HAMILTON PORT AUTHORITY, MISSION TO SEAFARERS SUPPORT MARINE INDUSTRY WORKERS.

The organizations have partnered on a campaign to help workers deal with trauma.

The Hamilton Port Authority and the Mission to Seafarers Southern Ontario (MTSSO) have launched a campaign to help marine industry workers deal with trauma in its immediate aftermath with the hope of preventing post-traumatic stress disorder.

The pilot project puts in place a "crisis plan" in which an emergency phone number is provided to port tenants, shipping agents and seafarers that directly connects them to a Mission to Seafarers chaplain, said Vicki Gruber, Hamilton harbour master and manager of port security.

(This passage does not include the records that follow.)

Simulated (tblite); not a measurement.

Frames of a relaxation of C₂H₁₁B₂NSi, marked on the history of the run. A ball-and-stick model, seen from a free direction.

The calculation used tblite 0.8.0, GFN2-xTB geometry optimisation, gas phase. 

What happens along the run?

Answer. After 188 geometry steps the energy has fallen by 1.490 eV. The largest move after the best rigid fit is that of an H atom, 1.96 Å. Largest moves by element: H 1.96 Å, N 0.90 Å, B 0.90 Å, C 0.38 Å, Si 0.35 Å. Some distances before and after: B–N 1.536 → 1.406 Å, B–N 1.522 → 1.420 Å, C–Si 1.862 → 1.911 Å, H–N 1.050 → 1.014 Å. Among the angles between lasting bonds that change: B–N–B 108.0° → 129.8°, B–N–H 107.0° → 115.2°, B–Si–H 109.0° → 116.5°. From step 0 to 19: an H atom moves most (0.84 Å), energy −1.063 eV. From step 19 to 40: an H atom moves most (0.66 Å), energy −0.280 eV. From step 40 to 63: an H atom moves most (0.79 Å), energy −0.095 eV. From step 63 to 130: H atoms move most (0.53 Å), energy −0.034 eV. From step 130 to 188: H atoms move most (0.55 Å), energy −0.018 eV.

"From minutes to hours, they will dispatch someone to arrive on-site to deal with the incident and those involved," she said.

Workers in the marine industry could be exposed to an accident or death, extreme weather or a shipboard event — all of which could result in critical incident stress.

The intention is to provide an immediate response while people seek additional support followed by a debriefing a week and a month later to make sure they are receiving the help they need, Gruber added.

"The biggest thing is we want people to be aware that it is OK to ask for help in times of critical incident stress," Gruber said. "What they are feeling is a common reaction."

Work on the project has been underway for about a year-and-a-half after an incident in Hamilton in which a 26,000-pound slab of steel flattened a longshoreman's foot, said Rev. Judith Alltree, executive director of the MTSSO.

Two seafarers witnessed it and were "very, very distressed," she said.

Alltree said she phoned Gruber and the two of them sat in her office with the seafarers, talking and mostly listening to them. The incident brought up other issues in their lives, she said.

"It's about dealing with trauma, and the faster you can deal with trauma, the better it is for the person who's dealing with it to get help and move away from it and not have it affect the rest of your life," she said. 

The Mission to Seafarers Southern Ontario cares for seafarers arriving in the ports of Hamilton, Toronto and Oshawa.

This project is launching in Hamilton first because that port is the largest, has the greatest need and has offered the most support for the pilot, but the goal is to roll it out in Toronto and Oshawa by spring, Alltree said.

"Ports are very vulnerable places to work — no matter what job you're doing," she said. "We want people to feel that no matter what, we are there to serve them and to help them and take care of them in the event of an accident."